I hope you are right about the OMACs. Jsut remember: There are humans and there are superhumans. With powers you're bound to NOT understand. Powers that can easily kill hundreds of people with the blink of an eye or the wave of a hand. From such difference, fear stems.

And now there is a tool to keep superhumans in check. And the core of this tool is... human.

Sure if the idea is overused, it would be bad (as if the X-Men were always hunted by Sentinels), but brought up from time to time, it would help to keep the feet on the ground. So I hope you are right, even if you don't seem to like the OMACs.

Kurt

While I didn’t care for the way the OMACs were initially birthed into the DCU, I think a decent job has been done in retroactively attaching an explanation for them. They're here and I can accept that. But what I can’t accept is when they’re used as a generic antagonist to prop up lazy storytelling – which is much of how they’re being used currently. (Witness JLA 122.) Oddly enough, the Sentinel comparison hadn’t occurred to me, but it seems very apt and for some reason makes me like the OMACs less.

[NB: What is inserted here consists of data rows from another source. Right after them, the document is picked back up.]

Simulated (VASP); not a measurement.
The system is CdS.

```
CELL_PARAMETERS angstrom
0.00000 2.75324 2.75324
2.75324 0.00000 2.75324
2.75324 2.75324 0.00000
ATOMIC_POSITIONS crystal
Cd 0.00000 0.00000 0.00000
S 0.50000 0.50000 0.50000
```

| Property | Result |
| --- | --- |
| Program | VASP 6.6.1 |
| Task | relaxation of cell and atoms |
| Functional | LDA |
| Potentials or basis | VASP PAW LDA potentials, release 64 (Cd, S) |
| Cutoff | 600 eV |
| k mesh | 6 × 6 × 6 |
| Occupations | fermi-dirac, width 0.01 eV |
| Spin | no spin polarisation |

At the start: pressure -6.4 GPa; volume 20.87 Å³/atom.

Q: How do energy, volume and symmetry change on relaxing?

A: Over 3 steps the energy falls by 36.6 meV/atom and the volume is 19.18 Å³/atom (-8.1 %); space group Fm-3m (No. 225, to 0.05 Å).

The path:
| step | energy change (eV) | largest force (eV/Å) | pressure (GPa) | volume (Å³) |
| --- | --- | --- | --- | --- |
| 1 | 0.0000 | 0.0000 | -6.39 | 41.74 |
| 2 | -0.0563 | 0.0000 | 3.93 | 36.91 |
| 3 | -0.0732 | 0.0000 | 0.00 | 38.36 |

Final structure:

As to them being human at their core – aren’t most of the DC heroes that? What’s the difference between an OMAC and Green Lantern? With the exception that GL is acting under his own free will. (As far as we know.)

Aya Ayuvara

Well human is maybe the wrong word, as you are right: most heroes are (even if they are aliens, they are still human and act human).

My point was something different. Not their humanity but their (relative) innocence. It is not their wish to act against the heroes, still they do.